In continuation of its policy of defamation, the US berated Pak Army and ISI through a sustained media campaign but when it failed to achieve desired results, it decided to play up memogate scandal with the help of Mansoor Ijaz to damage civil-military relations and stir up clash between Executive and Army. Admiral Mike Mullen kept the memo forwarded by Pakistan's Ambassador Hussein Haqqani through Mansoor and Jim Jones in May 2011 in his pending tray for use at an appropriate time. Haqqani had suggested that a new security team of Pak Army/ISI under him would enable the US to fulfill all its objectives against Pakistan. When all these bullying tactics failed to cow down Army/ISI, myopic US military leadership in sheer desperation and anger struck Salala thinking that this act would for sure frighten Pakistan. It proved to be the proverbial last straw on the camel's back. Instead of getting frightened, the incident further steeled the resolve of Pak military.
Pakistan firmed up to take bold decisions to give a clear message that America's unilateral intrusions would not be tolerated. Shamsi airbase from where drones were launched was closed and so were the two NATO supply routes to Afghanistan. Pakistan decided to follow its own anti-terror strategy rather than pursuing American strategy. Bonn Conference was boycotted and Pak-US military and intelligence cooperation ceased. Parliamentary Committee for National Security was asked to pen down fresh terms of engagement with USA, NATO and ISAF and to scrutinize all the agreements. Of all the steps taken closure of supply routes hurt USA the most and it applied variety of coercive tactics to force Pakistan to terminate the embargo without seeking an apology over Salala incident and asking it to terminate drone strikes.
Pressure tactics included cutting 58% US aid, suspending CSF, threatening to block rest of the aid if supply routes were not reopened, initiating a bill in support of independence of Balochistan, announcing $10 million award money for Hafiz Saeed, calling Pakistan black hole and a failing state, threatening to launch another unilateral military action, prompting India to stand up as the major power in Asia-Pacific, and to takeover security duties in Afghanistan post 2014, stirring up Karachi, rural Sindh, Balochistan, Gilgit Baltistan, and making some regions in FATA restive that were made peaceful, inviting President Zardari to Chicago Summit and then cold shouldering him, and deploying US aircraft carrier near Gwadar.
Efforts to pour scorn on the Army, FC and ISI on the issue of missing persons in Balochistan with the help of local media, human rights activists, Baloch nationalists, Asma Jahangir, Najam Sethi and their types continued unabated. The US renewed pressure to eliminate safe havens of HN in NW, particularly because of no let up in attacks by Taliban in all parts of Afghanistan. Attack by Taliban on Spozhmai Hotel outside Kabul on 22 June in which 20 people got killed was again linked with HN. Finding themselves in a tight corner, tone of US leaders got more and more menacing with every passing day. Mutual distrust was conspicuous and warmth replaced by coldness and romance by bitterness and acrimony.

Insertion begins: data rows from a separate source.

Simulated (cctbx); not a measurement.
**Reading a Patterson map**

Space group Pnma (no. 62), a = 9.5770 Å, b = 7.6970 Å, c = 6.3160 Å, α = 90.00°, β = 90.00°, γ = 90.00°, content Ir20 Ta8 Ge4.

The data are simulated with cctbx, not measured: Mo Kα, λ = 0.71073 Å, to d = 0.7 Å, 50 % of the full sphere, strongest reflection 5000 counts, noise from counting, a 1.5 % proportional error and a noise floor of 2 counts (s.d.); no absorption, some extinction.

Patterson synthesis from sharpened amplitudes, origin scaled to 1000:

Gen Kayani curtly told the visiting Gen Allen that notwithstanding his apology, issue of supply lines was between the states and not the two armies. Hillary Clinton explained the US political compulsions of not tendering official apology to Hina Rabbani and asked her to accept her apology instead. Amid frantic visits of US military and civilian officials to Pakistan and efforts of Sherry Rahman to cool down the temperature, when the DCC meeting took place on 3 July and decided to reopen supply lines, it appeared that Washington had finally climbed down from the high horse it was riding. The people thought that the US had tendered official apology, accepted new terms of engagement, agreed to restrict supplies to perishable items only, agreed to pay transit fee for containers and to release blocked close support fund for the military. An impression was given that even the drone policy was being duly modified to make it less objectionable.
People wondered how come the government that had all along obeyed the dictates of Washington slavishly had taken up such a hard stance and made the US to blink. Their applauses turned into abuses when they learnt that the government had once again capitulated without extracting any of the principled demand from the US. Washington stuck to its original stance of 'regret' and refused to offer an apology as in the case of Afghanistan, or in case of Indian actor Shahrukh Khan. There is no let up in drone strikes and its attitude continues to be haughty and discriminatory. Although the US badly needs supply lines through Pakistan and needs its intimate cooperation in its endgame, however, it will not desist from harming Pakistan through covert war and would continue with its efforts to make Pakistan a compliant state and India the unchallenged power of the region. Both sides would keep distrusting each other and the old warmth will never return essentially because of unnatural alliance between the strong and the weak.
Pakistan should play its card shrewdly by providing maximum support to the ISAF for its safe exit from Afghanistan and in the bargain ensuring its seat on the negotiating table for final political settlement of Afghan issue. This will be possible only if Pakistan gains a better clout over the Taliban and succeeds in cultivating friendly relations with Northern Alliance, and keeping USA mollified. Pakistan should continue solidifying its relations with China and Iran and improving its relations with Russia to keep aggressive USA in check and make it climb down from the high horse.
Elaborate MoU on NATO supplies should be written and a proper mechanism of checking at Karachi seaport, exit points at Torkham and Chaman and in between inspection points should be worked out to ensure that lethal arms and equipment are not transported. It should also be ensured that damaged road infrastructure is repaired by the users and suitable transit fee is charged. Continuation of supplies should be made conditional to the US respecting Pakistan's sovereignty and treating it as an ally rather than a foe.